Estonia’s most beloved and legendary actor Lembit Ulfsak stars in Tangerines.

Estonia’s most beloved and legendary actor Lembit Ulfsak stars in Tangerines.

Film club screens Tangerine on Monday, April 3

The Williams Lake Film Club will screen the film Trangerines on Monday April 3, for this film only, rather than on the regular Friday.

After a bit of a break it is time again for the last little spurt of the Williams Lake Film Club.

There are three films left until we start our  big summer break.

The next film is the only film being screened on a Monday.

It is Tangerines and it will be shown this coming Monday, April 3, at 7 p.m. at the Central Cariboo Arts Centre downtown. Doors open at 6:30 p.m.  Tangerines is brought to us from Estonia/Georgia.
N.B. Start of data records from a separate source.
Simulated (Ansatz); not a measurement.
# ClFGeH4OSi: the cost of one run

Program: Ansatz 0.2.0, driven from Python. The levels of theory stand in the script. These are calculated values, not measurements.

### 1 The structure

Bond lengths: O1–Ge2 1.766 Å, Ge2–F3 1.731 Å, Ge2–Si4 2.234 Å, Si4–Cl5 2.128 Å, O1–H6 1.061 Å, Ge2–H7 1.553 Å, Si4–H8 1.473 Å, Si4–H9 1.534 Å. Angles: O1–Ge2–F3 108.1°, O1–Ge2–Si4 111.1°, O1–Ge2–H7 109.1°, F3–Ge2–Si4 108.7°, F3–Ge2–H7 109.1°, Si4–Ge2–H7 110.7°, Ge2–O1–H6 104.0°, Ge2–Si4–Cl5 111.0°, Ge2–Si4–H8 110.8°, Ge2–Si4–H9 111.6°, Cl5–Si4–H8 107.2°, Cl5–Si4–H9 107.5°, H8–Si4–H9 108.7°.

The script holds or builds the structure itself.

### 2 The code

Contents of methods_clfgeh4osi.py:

The film was released in 2015, and has subtitles as the original languages are Estonian, Russian and Georgian. It was filmed in Guria, the Republic of Georgia and runs for 87 minutes.

We will see a short film before, Nana, (six minutes) by Australian Aboriginal director Warwick Thornton and featuring Mitjili Gibson, the nana from his film Samson & Delilah.

Tangerines is set in 1992 during the growing conflict between Georgia and Abkhazian separatists in the wake of the Soviet Union’s dissolution.

It is a compassionate tale focusing on two Estonian immigrant farmers who decide to remain in Georgia long enough to harvest their tangerine crop.

This was my first surprise. I had no idea that Georgia was a tangerine growing region. When the war comes to their doorstep, Ivo (played by legendary Estonia actor Lembit Ulfsak) takes in two wounded soldiers from opposite sides. The fighters vow to kill each other when they recover, but their extended period of recovery has a humanizing effect that might transcend ethnic divides. Set against a beautiful landscape defiled by war, this poetic film makes an eloquent statement for peace.

Tangerines is the first Estonian film ever to be nominated for both, the Academy Award for Best Foreign Language Film and the Golden Globe Award for Best Foreign Film. But aside from receiving countless critical accolades, it went  basically empty. In my opinion this film is far too human and makes far too much sense to make it very popular.

Admission at the door is $9 regular, $8 for film club members, and $6 for seniors (65+) and students, High School and TRU. Refreshments included in admission. See you on Monday, April 3.